Hacker News new | ask | show | jobs
by brentjanderson 923 days ago
OP Here -

1. There was zero downtime - no dropped requests, no 5xx errors. There _was_ a latency spike that was carefully tuned to be within timeout limits for our customers, but we dropped zero requests from the cut over.

2. Yes, it's very tedious, and in its own way painful. We also did a MongoDB upgrade recently and, while we still took the time to verify our workloads on the more recent versions, because Mongo is an AP system, it's trivial to failover to the new version and move on.

That said, the application-level logic changes were not particularly complicated. The script to orchestrate the cutover was application-specific, and I think for migrations like this you have to do the work to get it done right.

I'd also add that the tedium of doing it right, while ideally avoidable, is precisely why customers pay us to do handle this complexity on their behalf. Sometimes you've just got to do the work. They want a service that's up all the time. While no one can guarantee that, we strive for it within reason, and even then going to "unreasonable" lengths to have a better customer experience is exactly what makes many products unreasonably good.

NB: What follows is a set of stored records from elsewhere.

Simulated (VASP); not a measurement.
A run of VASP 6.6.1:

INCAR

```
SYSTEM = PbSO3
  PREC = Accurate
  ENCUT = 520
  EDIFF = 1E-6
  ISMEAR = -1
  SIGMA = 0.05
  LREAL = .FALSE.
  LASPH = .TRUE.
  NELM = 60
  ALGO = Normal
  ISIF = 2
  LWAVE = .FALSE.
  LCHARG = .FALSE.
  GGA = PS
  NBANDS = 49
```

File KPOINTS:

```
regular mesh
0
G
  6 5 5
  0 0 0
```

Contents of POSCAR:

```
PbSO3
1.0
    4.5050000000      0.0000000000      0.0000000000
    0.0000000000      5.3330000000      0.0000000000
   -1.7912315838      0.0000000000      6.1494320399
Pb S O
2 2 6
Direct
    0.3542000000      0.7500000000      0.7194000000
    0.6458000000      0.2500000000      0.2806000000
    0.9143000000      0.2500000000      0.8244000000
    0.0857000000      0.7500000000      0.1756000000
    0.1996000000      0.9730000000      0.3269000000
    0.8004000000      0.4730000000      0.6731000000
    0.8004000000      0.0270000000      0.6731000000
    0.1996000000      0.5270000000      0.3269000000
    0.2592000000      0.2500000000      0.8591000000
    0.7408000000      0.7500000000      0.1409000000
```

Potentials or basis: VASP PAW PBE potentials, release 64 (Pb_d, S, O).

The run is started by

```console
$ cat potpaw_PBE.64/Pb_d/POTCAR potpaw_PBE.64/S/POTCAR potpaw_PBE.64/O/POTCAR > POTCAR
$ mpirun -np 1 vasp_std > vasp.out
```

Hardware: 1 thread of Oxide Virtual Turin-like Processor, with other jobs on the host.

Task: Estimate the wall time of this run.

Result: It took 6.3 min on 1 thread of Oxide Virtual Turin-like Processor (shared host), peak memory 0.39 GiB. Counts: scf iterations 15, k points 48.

Stretching the work out and taking each step carefully did avoid critical mistakes. We had a few missteps along the way, and we were able to rollback without critically affecting the service. Doing an in-place upgrade, trying to minimize the time spent on this problem, would have been far more risky than spreading that risk out over the whole process we took. Of course, each team needs to figure out what's going to work for their situation & constraints.

3. We do use Aurora, but our instance was old enough to not be supported for zero-downtime patch upgrades (ZDP) which does not handle major version upgrades. They also recently released blue/green deployments for Aurora Postgres clusters, which may be a way to do what we did without having to resort to as many changes.